The story of nearly 500 Tamil migrants who arrived in Canada last week begins decades ago in their home country of Sri Lanka, where separatist Tamil Tiger rebels waged a bloody campaign of terrorism and civil war that lasted for 26 years.
Allegations of abuse and war crimes have tarred both sides of the conflict, and experts say even the end of the civil war last year has failed to calm tensions in the country, particularly for the ethnic Tamils whose lives have been consumed by fighting for a quarter-century.
“The Sri Lankan majority have been in conflict with the Tamil minority for generations; both sides of the fence were guilty of abuses of one kind or another,” says former CSIS agent Michel Juneau-Katsuya.
“And now that the Sri Lankan forces have the upper hand, they intend to finish the LTTE (Liberation Tigers of Tamil Eelam) once and for all.”
The men, women and children aboard the MV Sun Sea, which arrived in near Victoria last Friday after sailing towards Canada’s West Coast for months, are expected to make refugee claims arguing the violence in Sri Lanka makes it too dangerous to return home.

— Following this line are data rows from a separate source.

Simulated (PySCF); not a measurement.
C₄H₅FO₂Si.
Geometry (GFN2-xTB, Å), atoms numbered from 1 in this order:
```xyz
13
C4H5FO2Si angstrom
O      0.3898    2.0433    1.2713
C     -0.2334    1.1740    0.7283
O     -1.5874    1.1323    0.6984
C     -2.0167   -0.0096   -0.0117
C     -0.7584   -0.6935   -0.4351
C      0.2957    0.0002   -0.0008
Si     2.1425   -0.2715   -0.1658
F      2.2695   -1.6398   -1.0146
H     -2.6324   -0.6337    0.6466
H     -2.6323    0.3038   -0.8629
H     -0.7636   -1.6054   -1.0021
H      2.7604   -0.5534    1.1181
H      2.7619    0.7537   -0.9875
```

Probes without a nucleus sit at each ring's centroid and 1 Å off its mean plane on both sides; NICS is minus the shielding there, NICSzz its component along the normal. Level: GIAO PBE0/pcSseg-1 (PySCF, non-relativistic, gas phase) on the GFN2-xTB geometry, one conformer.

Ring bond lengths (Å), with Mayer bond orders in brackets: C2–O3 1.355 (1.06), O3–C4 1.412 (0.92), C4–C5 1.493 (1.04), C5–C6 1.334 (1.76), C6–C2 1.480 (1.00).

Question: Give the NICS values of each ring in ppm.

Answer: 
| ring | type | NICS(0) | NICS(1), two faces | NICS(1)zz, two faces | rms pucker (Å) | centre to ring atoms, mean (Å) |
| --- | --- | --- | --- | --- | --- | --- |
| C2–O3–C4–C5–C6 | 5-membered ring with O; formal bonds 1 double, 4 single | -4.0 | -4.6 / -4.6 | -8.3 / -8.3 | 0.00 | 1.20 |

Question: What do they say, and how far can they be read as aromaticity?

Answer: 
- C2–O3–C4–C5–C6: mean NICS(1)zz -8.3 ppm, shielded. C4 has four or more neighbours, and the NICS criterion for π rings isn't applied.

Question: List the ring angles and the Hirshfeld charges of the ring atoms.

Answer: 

It’s a claim thousands of people from the small island country off the southern tip of India have made before, and one that has been successful in an overwhelming majority of cases, making Canada home to the largest Tamil diaspora outside South Asia.
The conflict that has ravaged the northern and eastern regions of Sri Lanka traces its roots to the country’s independence from British colonial rule in 1948, a time when the English had favoured the ethnic Tamil minority over the Sinhalese majority.
Independence eventually led to a Sinhalese-led government and policies such as making Sinhala the only official language that minority Tamils saw as oppressive and discriminatory, fuelled an anti-government, separatist movement that eventually gave birth to the Tigers.
In their fight for an independent state called Eelam, the Tigers resorted to assassinations, suicide bombings and the use of child soldiers, often targeting other ethnic Tamils, including Tamil politicians who were sympathetic to the Sri Lankan government.
The group has been labelled a terrorist group in various parts of the world, including Canada, where Ottawa has claimed front groups have used intimidation tactics to extort money from the Tamil diaspora.
Ottawa claims some of the migrants aboard the Sun Sea are themselves members of the Tamil Tigers.
On the other side is a government that itself has been accused of war crimes, especially in the dying days of the conflict, for targeting areas where the Tigers had trapped civilians and for keeping hundreds of thousands of Tamils in government-controlled refugee camps.
By the time the Sri Lankan government crushed the Tigers in May of last year, an estimated 70,000 people had died in 26 years of fighting, and as many as 800,000 people had fled the country. Some of those ended up in refugee camps in neighbouring India, and others sought asylum overseas.
Many of those refugees have found their way to Canada, with Sri Lanka becoming one of the top-10 sources of refugee claimants in this country — claims that are typically accepted.
Since 2001, more than 13,000 refugee claims involving people from Sri Lanka have been processed, with more than three-quarters of those cases accepted. Compare that to the overall acceptance rate of about 40 per cent of all refugee claims.
And even with the civil war over, the flow of people claiming persecution in back home hasn’t abated, as evidenced by the MV Sun Sea and a similar ship that arrived last October carrying 76 refugee claimaints.
An estimated 300,000 civilians were detained in camps for months following the government’s defeat of Tamil Tiger rebels in mid 2009, and about 33,000 remain in those camps, although the Sri Lankan government insists they are allowed to freely move out and come back.
Queen’s University law professor Sharryn Aiken, an expert on immigration, refugee law and human rights law, says the situation in Sri Lanka is still grim.
“The reality is Sri Lanka is a country with continuing human rights problems that have been well documented,” says Aiken.
“The civil war ended, but people are still being persecuted. Basically, we’ve got a country with an abysmal record on human rights, and no positive signs in terms of lasting peace and reconciliation with its Tamil minority and a lot of people are fleeing the country.”
Aiken points to international criticism of Sri Lanka’s response to the war crime allegations. It has set up a government-appointed commission that many observers dismiss as a public relations exercise that has largely blocked the involvement of the United Nations.
“The federal government’s lack of accountability for war crimes committed particularly at the end of the conflict remains a huge problem,” says Aiken.
The Sri Lankan government has lashed out against its critics and points to a UN report from earlier this year that said the end of the civil war means ethnic Tamils from Sri Lanka should no longer be automatic candidates for refugee claims.
The country’s high commissioner to Canada, Chitranganee Wagiswara, insists there are no longer compelling reasons to flee Sri Lanka, much less all the way to Canada.
“During the war and soon after the conflict, because of the activities of the Tamil Tiger leaders in Sri Lanka who were holding these people hostage, some of them were in (refugee) camps, but now most of them were out,” she says.
“What we say is, why should they come all the way to Canada? If you have a genuine problem, you would go to one of the neighbouring countries.”